So with spray can in hand I went to the conference centre just before the event and sprayed ‘build peace not war machines’ ‘stop this bloody business’ and ‘arms trade=death’ on the front entrance and poured fake blood over the steps. (See CCTV footage here). I was shortly convicted of criminal damage and fined just under £2,000. Eighteen months (and numerous court letters, bailiffs threats and visits) later it’s time to go back to court to explain my actions and why I won’t pay the fine.

As a committed Christian peace activist I’ve been researching into, speaking about, and resisting the arms industry for over twenty years now. No matter how many times I think I’ve seen it all, another corruption story, new deal, or yet another lethal technological development will come along to shock me. Over the years I have had private conversations with senior arm company executives and I’ve engaged in public debates with their PR people. I’ve written thousands of words in newsletter, magazines, briefings and on websites. I’ve spoke at countless meetings and I’ve taken part in more vigils, protests and nonviolent demonstrations that I can possibly remember. I’ve also been arrested, spied upon, injuncted and imprisoned. I have no illusions about the power that the ‘defence’ industry can wield nor the depths it will stoop to make its profit or to promote the ideology of ‘might is right’. But I continue to undertake nonviolent action against the arms dealers.

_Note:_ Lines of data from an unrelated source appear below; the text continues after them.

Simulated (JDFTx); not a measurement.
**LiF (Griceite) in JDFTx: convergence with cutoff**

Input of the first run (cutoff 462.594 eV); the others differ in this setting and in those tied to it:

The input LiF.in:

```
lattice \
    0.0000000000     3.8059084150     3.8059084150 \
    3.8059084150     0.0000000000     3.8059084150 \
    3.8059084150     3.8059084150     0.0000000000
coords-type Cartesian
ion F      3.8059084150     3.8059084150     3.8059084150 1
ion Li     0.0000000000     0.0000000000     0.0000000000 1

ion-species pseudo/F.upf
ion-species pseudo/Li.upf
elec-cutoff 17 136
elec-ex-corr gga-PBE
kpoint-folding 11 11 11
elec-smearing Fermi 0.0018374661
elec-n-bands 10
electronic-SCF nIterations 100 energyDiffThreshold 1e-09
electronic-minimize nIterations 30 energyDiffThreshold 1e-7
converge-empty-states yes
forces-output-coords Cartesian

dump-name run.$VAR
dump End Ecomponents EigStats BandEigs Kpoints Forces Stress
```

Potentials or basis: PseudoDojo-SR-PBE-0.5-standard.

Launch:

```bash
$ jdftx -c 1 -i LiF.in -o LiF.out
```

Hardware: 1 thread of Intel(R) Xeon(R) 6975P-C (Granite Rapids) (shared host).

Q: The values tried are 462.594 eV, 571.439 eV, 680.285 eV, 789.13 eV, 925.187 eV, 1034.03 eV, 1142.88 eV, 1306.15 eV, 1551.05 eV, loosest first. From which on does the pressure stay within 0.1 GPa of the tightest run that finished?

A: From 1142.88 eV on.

So what is the point of such a small scale piece of direct action that hardly disrupts the smooth running of the monolithic arms industry? What is the point of going through all the hassle of courts, fines, bailiffs and prison? What possible difference does it make and in what way does it help the victims of the arms industry?

For me the point of nonviolent direct action (as well as the court and prison witness that follows) is to dramatize the choice that we as a society are making. In the Christian tradition this choice is summed up in the ancient Book of Deuteronomy ‘I have set before you life and death, blessings and curses. Now choose life, so that you and your children may live’ (Deut 30:19)

Nonviolent direct action is about trying to make visible the choices that we are making – or that are being made on our behalf – and articulating the fact that there is an alternative. A classic example of this type of confrontation would perhaps be Rosa Parks’ refusal to give up her bus seat to a white man in 1955. That direct confrontation with the Power of institutional racism in a concrete situation produced a wider circumstance of choice – the Montgomery Bus Boycott – where people had to choose to side with the Power (a Power which insisted that there was no choice, this is just the way things are and always will be) or to stand against racism and on the side of equality and life.

In a similar way, the powers that be tell us that there is no choice with regard to peace and security in our world. The only realistic way to achieve peace and security, they say, is through the gun, the drone and the nuclear deterrent. “It’s the way things are and always will be ” is the cry, and I have heard it from school boys in the classroom, from CEO’s in the boardroom, and politicians in the parliamentary committee room. The powers have managed to convince us that armed force is our salvation, that in bomb we must trust. But of course, that is nonsense. As we have seen clearly over the past twenty years of war in Iraq and Afghanistan in the so-called war on terror, armed force does not bring peace to the world nor defend the widow and the orphan – in fact, just the opposite.

There is, of course, an alternative to armed violence: justice. As the prophet Isaiah said around 2,750 years ago, “Integrity will be bring peace, justice give everlasting security’ (Isa. 32:17) By tackling the root causes of injustice around the world, like the situation of Palestine for example, we can address some of the real drivers of insecurity in the world. Instead of pouring resources into more lethal ways to kill each other, we need to be addressing global inequality by devoting resources to achieving the Millennium Development Goals and helping to achieve political and economic rights for all human beings and communities. Perhaps most importantly of all, we need to be educating our fellow citizens to understand that our future security depends on global welfare and the common good rather than self-interest and national prosperity

So I return to court tomorrow with the possibly of a prison sentence to follow. Cynics will say of course that it is a waste of time. My direct action at the DSEI opening conference in 2009 did not stop the arms fair from happening nor more arms deals being made. But the lie that is ‘this is just the way things are and always will be’, the pretence that there is no alternative, was exposed. Conference delegates, arms company employees, security guards, court officials, passers-by, friends, neighbours and readers of this very article all have a choice to make: to choose to support on the one hand, the arms trade, national self-interest, militarism, injustice, violence or on the other peaceful resistance, community, justice and the common good.

Just as Rosa Parks and the bus boycott used the racist transport system to expose and challenge institutional racism let’s use London’s DSEI arms fair – which will be held once again in London this coming September – to expose the corruption, injustice and lethality of war, the arms trade and the ideology of ‘might is right’.